Equations (2) and (3) imply that a larger size N-point FFT could be computed by two smaller sized  $N_1$ -point and  $N_2$ -point FFTs in the first and second stages, respectively. For the fixed  $n_2$ , the input data of the  $N_1$ -point FFT in the first stage are  $x[n_1,n_2],\,n_1=0,1,\ldots,N_1-1$ . Furthermore, the output data are  $y[k_1,n_2],\,k_1=0,1,\ldots,N_1-1$ . For the fixed  $k_1$ , the input data of the  $N_2$ -point FFT in the second stage are  $y[k_1,n_2],\,n_2=0,1,\ldots,N_2-1$ . Moreover, the output data are  $X[k_1,k_2],\,k_2=0,1,\ldots,N_2-1$ .

#### B. Bank Selection for Conflict-Free Processing

To minimize the memory size, the in-place policy [1] should be taken as described earlier. Here, we illustrate how to achieve conflict-free memory accesses when the in-place policy is adopted during the FFT computation. We distribute the input data into different memory banks.

Assume that the FFT size  $N=N_1N_2N_3$ ,  $N_3 \ge N_1$ ,  $N_3 \ge N_2$ , and the memory bank number is chosen to be  $N_3$  here. The bank number could also be chosen as  $N_1$  or  $N_2$ , and which one would be more suitable depends on the system requirement. Note that if the bank number is chosen as  $N_1$  (or  $N_2$ ), the following procedure can guarantee to access m data for m-point FFT in  $\lceil m/N_1 \rceil$  clock cycles for  $m=N_1$ ,  $N_2$ , and  $N_3$ .

Now, we compute the  $N_1$ -point FFT in the first stage, the  $N_2$ -point FFT in the second stage, and the  $N_3$ -point FFT in the third stage according to the following decomposition equations:

$$\begin{cases} n = (N_2 N_3 n_1 + A_1 \tilde{n}_2) \mod N, & n_1, k_1 = 0, 1, \dots, N_1 - 1 \\ k = (B_1 k_1 + N_1 \tilde{k}_2) \mod N, & \tilde{n}_2, \tilde{k}_2 = 0, 1, \dots, N_2 N_3 - 1 \end{cases}$$
(4)  
$$\begin{cases} \tilde{n}_2 = (N_3 n_2 + A_2 n_3) \mod N_2 N_3, & n_2, k_2 = 0, 1, \dots, N_2 - 1 \\ \tilde{k}_2 = (B_2 k_2 + N_2 k_3) \mod N_2 N_3, & n_3, k_3 = 0, 1, \dots, N_3 - 1. \end{cases}$$
(5)

The computation order here is taken for illustration, and the other order can also be adopted. The coefficients  $A_1$ ,  $B_1$ ,  $A_2$ , and  $B_2$  are employed as described in Section II-A.

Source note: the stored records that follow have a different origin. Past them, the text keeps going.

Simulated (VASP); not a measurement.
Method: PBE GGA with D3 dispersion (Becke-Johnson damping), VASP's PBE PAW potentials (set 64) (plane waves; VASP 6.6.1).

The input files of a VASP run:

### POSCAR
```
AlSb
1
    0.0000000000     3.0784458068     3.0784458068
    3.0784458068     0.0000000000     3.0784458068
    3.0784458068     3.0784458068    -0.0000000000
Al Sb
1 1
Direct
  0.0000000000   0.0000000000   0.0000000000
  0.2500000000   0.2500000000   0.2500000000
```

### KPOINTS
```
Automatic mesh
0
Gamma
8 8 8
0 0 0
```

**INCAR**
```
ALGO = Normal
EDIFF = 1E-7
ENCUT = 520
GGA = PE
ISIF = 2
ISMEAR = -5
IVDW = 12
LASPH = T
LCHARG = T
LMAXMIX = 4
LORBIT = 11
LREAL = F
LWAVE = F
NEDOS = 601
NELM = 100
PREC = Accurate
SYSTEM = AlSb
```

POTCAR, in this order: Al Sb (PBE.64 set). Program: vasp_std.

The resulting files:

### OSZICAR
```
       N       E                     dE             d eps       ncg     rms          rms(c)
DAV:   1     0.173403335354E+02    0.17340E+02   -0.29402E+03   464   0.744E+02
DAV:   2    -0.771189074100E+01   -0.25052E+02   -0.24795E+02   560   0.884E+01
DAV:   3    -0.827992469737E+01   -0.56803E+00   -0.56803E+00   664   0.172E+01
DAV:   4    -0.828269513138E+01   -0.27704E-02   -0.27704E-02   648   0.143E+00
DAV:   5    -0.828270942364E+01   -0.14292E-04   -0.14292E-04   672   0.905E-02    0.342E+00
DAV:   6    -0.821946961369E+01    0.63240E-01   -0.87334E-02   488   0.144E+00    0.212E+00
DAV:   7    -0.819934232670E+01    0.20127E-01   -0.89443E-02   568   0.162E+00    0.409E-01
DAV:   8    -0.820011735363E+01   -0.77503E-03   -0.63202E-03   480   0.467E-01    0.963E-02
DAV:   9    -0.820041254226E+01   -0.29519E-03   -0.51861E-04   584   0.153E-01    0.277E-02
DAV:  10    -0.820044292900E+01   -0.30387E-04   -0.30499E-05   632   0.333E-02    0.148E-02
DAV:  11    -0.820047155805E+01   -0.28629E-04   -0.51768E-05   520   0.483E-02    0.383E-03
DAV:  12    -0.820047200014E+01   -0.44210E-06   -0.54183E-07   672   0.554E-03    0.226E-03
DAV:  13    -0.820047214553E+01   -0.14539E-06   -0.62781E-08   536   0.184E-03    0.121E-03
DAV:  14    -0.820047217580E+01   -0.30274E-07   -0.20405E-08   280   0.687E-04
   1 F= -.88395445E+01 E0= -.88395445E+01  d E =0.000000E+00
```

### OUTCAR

The input data  $x[n_1, \tilde{n}_2]$ ,  $n_1 = 0, 1, \ldots, N_1 - 1$ , of each  $N_1$ -point FFT in the first stage correspond to the same  $\tilde{n}_2$ . Since  $n_1$  is  $0, 1, \ldots, N_1 - 1$  and  $N_3 \ge N_1$ , (6) would map different  $n_1$  to a different bank for each  $N_1$ -point FFT [1], i.e.,

$$bank = (N_1 + x) \bmod N_3. \tag{6}$$

Therefore, conflict-free memory access in the first stage could be achieved by (6). Here, x in (6) is an arbitrary constant number.

After the first stage, the N-point FFT has been divided into  $N_1$  smaller size  $N_2N_3$ -point FFTs with index  $(k_1,\tilde{n}_2), k_1=0,1,\ldots,N_1-1$ . Note that, for each  $N_2N_3$ -point FFT, they have the same index  $k_1$ .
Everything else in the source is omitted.